Carbon Black is a form of amorphous carbon that has high surface area to volume ratio; which essentially consists of elemental carbon in the form of near spherical particles of colloidal size coalesced into particle aggregates and agglomerates and are obtained by the partial combustion or thermal decomposition of hydrocarbons. Carbon black is also in the top 50 industrial chemicals manufactured worldwide, based on quantity.
Carbon black is used in rubber as a reinforcing agent and in plastics, printing inks, coatings, sealants, and a variety of other products for pigmentation, electrical conductivity, rheology control and UV protection.
It is the ability of carbon black to enhance the mechanical properties of elastomers, such as tensile strength and abrasion resistance or wear resistance and is widely used in tyre and rubber products. Rubber reinforcement occurs when the long strands of rubber molecules are able to attach themselves to the carbon particles, which have been mixed into the rubber compound. The rubber molecules previously intertwined but not attached to each other, are no longer able to slide past each other easily due to multiple carbon black attachment.
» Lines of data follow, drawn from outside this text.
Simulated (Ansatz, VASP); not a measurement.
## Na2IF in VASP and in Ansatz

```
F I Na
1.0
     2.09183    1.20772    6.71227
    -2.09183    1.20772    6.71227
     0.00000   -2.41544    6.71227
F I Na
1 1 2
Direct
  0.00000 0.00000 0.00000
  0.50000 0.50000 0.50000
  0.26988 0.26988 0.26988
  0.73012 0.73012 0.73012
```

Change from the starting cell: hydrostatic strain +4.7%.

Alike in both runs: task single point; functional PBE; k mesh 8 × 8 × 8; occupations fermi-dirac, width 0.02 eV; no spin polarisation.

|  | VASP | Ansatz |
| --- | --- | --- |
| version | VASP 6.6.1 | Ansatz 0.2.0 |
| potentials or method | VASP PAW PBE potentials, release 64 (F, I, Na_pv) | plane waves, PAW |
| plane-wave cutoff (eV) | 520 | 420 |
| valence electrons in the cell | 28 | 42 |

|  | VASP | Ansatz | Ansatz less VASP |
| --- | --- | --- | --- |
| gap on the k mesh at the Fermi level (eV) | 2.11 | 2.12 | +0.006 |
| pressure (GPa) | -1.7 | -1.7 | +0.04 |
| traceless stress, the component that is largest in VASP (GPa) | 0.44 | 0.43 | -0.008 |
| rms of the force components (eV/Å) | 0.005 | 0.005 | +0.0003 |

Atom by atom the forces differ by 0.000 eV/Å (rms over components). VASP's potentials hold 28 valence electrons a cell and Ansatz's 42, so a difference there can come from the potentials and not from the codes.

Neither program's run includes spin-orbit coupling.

Carbon black is a superior opacifier for a wide range of applications. This characteristic stems from the ability of carbon black to absorb radiation across the spectrum of visible light. This excellent absorbing ability allows strong reductions in transmitted and reflected light.
How does carbon black impart electrical conductivity to polymeric systems? Carbon black is more conductive than polymers, resins, or rubber. Addition of carbon black reduces the electrical resistivity by forming a conductive network through the polymeric matrix. Grades of carbon black have been developed to optimize conductivity at lower loadings while meeting all other critical performance requirements for conductive applications.
The four main factors that influence the UV protection of a plastic compound are: carbon black particle size, structure, dispersion quality in the plastic matrix, and its loading in the plastic formulation.
Silica is also used as filler somewhat a substitute for carbon black. But it is a challenge to acquire improved and stable polymer-filler network.
Yes, there are different grades of carbon blacks.
Carbon black properties, such as color, degree of rubber reinforcement, or ease of dispersion, are tailored to suit specific applications. The selection of the grade of carbon black for different applications is primarily based on the surface area and structure, and in some special applications on the surface activity or surface modifications of chemical groups on the surface of carbon black.
Codes like ‘N326’ or ‘N###’ are general classifications for carbon black grades as per D24 – ASTM Committee. Most of the grades of N100 series, N200 series, N300 series, N500 series, N600 series and N700 series are produced by PCBL.
These general classifications do not give information on the purity, cleanliness or analytical consistency. These specific attributes are available in PCBL carbon black grades. We have carbon black equivalents for all such grades, many of which are provided in both fluffy and pelleted form.
Pelletized blacks are easier to store, handle and convey than fluffy products. Fly-loss during handling and housekeeping problem will be less in pelletized blacks as these are less dusty. Pelletized grades are sometimes more difficult to disperse in comparison with their corresponding fluffy grades. The decision to use fluffy black is generally made because available equipment is inadequate to disperse pellets.
Higher structure carbon blacks are generally more easily dispersed than low structure carbon blacks of similar surface area. A high structure carbon black is one in which the aggregates are composed of many primary particles clustered together with considerable branching and chaining. As a result, the aggregates pack more poorly reducing the inter-aggregate attractive forces. Low structure carbon blacks are more compact, allowing closer packing and thus greater inter-aggregate attractive forces which makes dispersion difficult. However, while an increased supply of energy is required to disperse lower structure carbon blacks, their higher density allows them to ‘wet’ or incorporate easily due to less occluded air to displace.
Some grades of carbon black are post treated to increase the amount of chemisorbed oxygen on their surfaces. In some end use applications, this improves the rate of dispersion by improving the rate of wetting. Dispersion stability of the carbon black also increases and product viscosity is reduced.
Undertone relates to a secondary colour property of carbon black. Depending on the size of the primary particle and its level of dispersion, both of which influence light absorption (jetness) and scattering (undertone) characteristics, resulting in either a brown or a blue undertone.
Pelletized blacks are easier to store, handle and convey than fluffy products. Fly-loss during handling and thereby housekeeping problem will be less in pelletized blacks as these are less dusty. Pelletized grades are sometimes more difficult to disperse in comparison with their corresponding fluffy grades. Pellets are also less expensive than the corresponding fluffy carbon black. The decision to use fluffy black is generally made because the available equipment is inadequate to disperse pellets.